King Kauikeaouli, the longest reigning monarch in the history of the Hawaiian Kingdom, resembles the divine traits of 'Ike Papalua (vision/foresight), Kupono (standing in righteousness), and Ho'omau (perpetuate). May Kauikeouli inspire you to also hold to what is true...
"Keaweawe’ula Kīwala’ō Kauikeaouli Kaleiopapa Kalani Waiakua Kalanikau Iokikilo I ke kapu o Kamehameha also known as Kamehameha III was an astonishing representation of a King."
In this tribute, we will look at some of the divine traits and characteristics of the longest reigning King in the history of the Hawaiian Kingdom as well as Hawai’i leadership thereafter.
Keaweawe’ula Kīwala’ō Kauikeaouli Kaleiopapa Kalani Waiakua Kalanikau Iokikilo I ke kapu o Kamehameha also known as Kamehameha III was an astonishing representation of a King.
King Kauikeaouli, born of Kamehameha I & the sacred Queen Keōpūolani, was not only our people’s King in one of the most turbulent times of our Country's history, but was the leader of one of the most progressive nations on the face of this planet.
Kauikeaouli to me represents:
‘Ike Papalua - Vision / Deep Foresight
Kupono - Stand in Righteousness / Justice
Ho’omau - Perpetuate
Early on in his Kingship, Kauikeaouli was put to challenges of incoming sickness, international interest in the islands, and maintaining a bridge created by his Father, that could very easily turn in both positive and negative directions.
His ‘Ike Papalua, or Transcendent vision for his people was attributed to his connection to Akua, Great Spirit. The many accomplishments of the Kingdom such as Nationwide Literacy, a progressive Constitutional Monarchy (1840 | 1852) , and an evolved Land / Resource Management System (1846) was all made possible by his ability to utilize this gift of ‘Ike Papalua. Kauikeaouli could see the current state of his people, cast an inspiring vision of the future, and intentionally move toward that vision despite all obstacles. And there were many. In this vision, Kauikeaouli could see a future for his people that was peaceful and prosperous. A future that was pono. King Kamehameha III knew the power of being obedient to Akua, honorable by his people, and led by the vision of a fully sovereign Hawaiian Kingdom.

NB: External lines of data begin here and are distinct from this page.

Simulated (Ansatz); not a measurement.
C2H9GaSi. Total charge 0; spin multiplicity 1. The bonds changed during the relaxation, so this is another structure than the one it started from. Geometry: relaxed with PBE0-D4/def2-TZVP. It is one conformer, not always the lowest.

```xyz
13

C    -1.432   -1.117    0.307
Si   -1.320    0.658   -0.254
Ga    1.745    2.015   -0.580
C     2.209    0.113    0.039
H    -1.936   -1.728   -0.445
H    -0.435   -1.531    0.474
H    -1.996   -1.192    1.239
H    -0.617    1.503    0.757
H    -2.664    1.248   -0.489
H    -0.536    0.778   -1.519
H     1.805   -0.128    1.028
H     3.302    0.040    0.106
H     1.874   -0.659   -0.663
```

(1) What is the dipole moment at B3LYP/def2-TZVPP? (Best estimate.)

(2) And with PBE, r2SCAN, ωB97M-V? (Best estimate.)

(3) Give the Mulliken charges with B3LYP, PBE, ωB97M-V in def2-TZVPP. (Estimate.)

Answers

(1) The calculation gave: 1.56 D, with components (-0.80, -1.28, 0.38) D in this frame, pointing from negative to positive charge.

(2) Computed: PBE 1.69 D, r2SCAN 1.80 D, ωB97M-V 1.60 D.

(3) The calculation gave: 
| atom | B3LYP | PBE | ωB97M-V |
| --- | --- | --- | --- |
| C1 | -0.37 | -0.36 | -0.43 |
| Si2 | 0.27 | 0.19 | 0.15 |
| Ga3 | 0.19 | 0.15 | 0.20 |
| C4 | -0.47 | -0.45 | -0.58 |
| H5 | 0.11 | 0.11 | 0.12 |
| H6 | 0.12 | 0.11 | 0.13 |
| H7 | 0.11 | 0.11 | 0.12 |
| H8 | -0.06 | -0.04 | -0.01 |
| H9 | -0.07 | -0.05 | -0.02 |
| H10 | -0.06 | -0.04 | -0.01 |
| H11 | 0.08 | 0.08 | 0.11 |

In the midst of his toughest challenges, the spirit to “kupono” was called forth from the heart of our beloved King. In 1843 Kauikeaouli was faced with invasion from a foreign naval captain by the name of George Paullet. Sparked by a land dispute by a British national living in Honolulu, the situation resulted in an unjust overthrow of the King and his government. The nation was in duress, Hawaiian flags were lowered and British flags were risen, and the morale of the Kingdom could have easily fallen with our flag. Yet, it was Kauikeaouli who displayed kupono. It was our King who maintained balance within himself knowing what was clearly at stake. No decisions could be made without divine counsel and although the situation was heavy, the King’s heart needed to maintain light. With his trust in Akua and a clear steadfastness in what is true, honorable, and just, Kauikeaouli was reinstated as King on July 31, 1843 at Puowaina Barracks above Honolulu. This day would be known as La Ho’iho’i Ea, Sovereignty Restoration Day. King Kamehameha III, in his speech that day, proclaimed “ua mau ke kea o ka ‘aina i ka pono”, translated as “the sovereignty of the land is perpetuated in justice/righteousness/equanimity.” This significant day will be slowly forgotten as the first Hawaiian National Holiday for over 100 years after the overthrow of Queen Lili’uokalani in 1893. Today, La Ho’iho’i Ea is celebrated once again, reminding Hawaiian nationals from all backgrounds on the tremendous work, contribution, and ‘aina aloha that this great King had for his people.
Faced with a unique challenge of bridging the ancient ways of Hawaii with the modern ways of the western world, Kauikeaouli was put to a task that not many of his predecessors had seen. He oftentimes battled with the new found Christian ways as he was asked to adopt
new practices of spirituality, governance, and leadership. In honor to the ancient ways of his ancestors while in acceptance to the new ways of the western system, Kauikeaouli needed to recognize how to ho’omau (perpetuate) while still maintaining positive national progress. And this proposed a challenge when the Hawaiian Kingdom was still a protectorate state under the British Empire. Recognizing the importance of international sovereignty amongst the greater nations, Kauikeouli deployed Timoteo Ha’alilio, Sir George Simpson, and Reverend William Richards to secure recognition of his beloved nation.
On November 28, 1843, the Hawaiian Kingdom became an internationally recognized sovereign state, free of any imposition of foreign laws in Hawaiian territory. King Kamehameha III was an innovative leader who was called to the greater good of his people; and in serving for that greater good, he solidified a land, country, and nation that could aloha ‘aina (love the land), aloha akua (love God), and aloha kanaka (love one another) without any legal or constitutional barriers. A true land of the free & home of the brave. Mahalo to you my King.
E pule kakou (let us pray):
Aloha Na Akua,
Aloha Na ‘Aumakua,
Aloha Na Kupuna,
Aloha e Mama ‘Aina,
May the children of Hawai’i be inspired by this great Ali’i. May his story, his mana, and his aloha activate the deepest reservoirs of ea within each kanaka, each hawaiian national, and each sacred being. May his vision, steadfastness, and heart to perpetuate carry on in every reader, every child, and every offspring of Hawai’i. On March 17th every year, may we as one people, one nation, and one heartbeat celebrate this noble chief. For his sacredness, heart of aloha, and devotion to our country. May our devotion be a reflection of that which is Pono.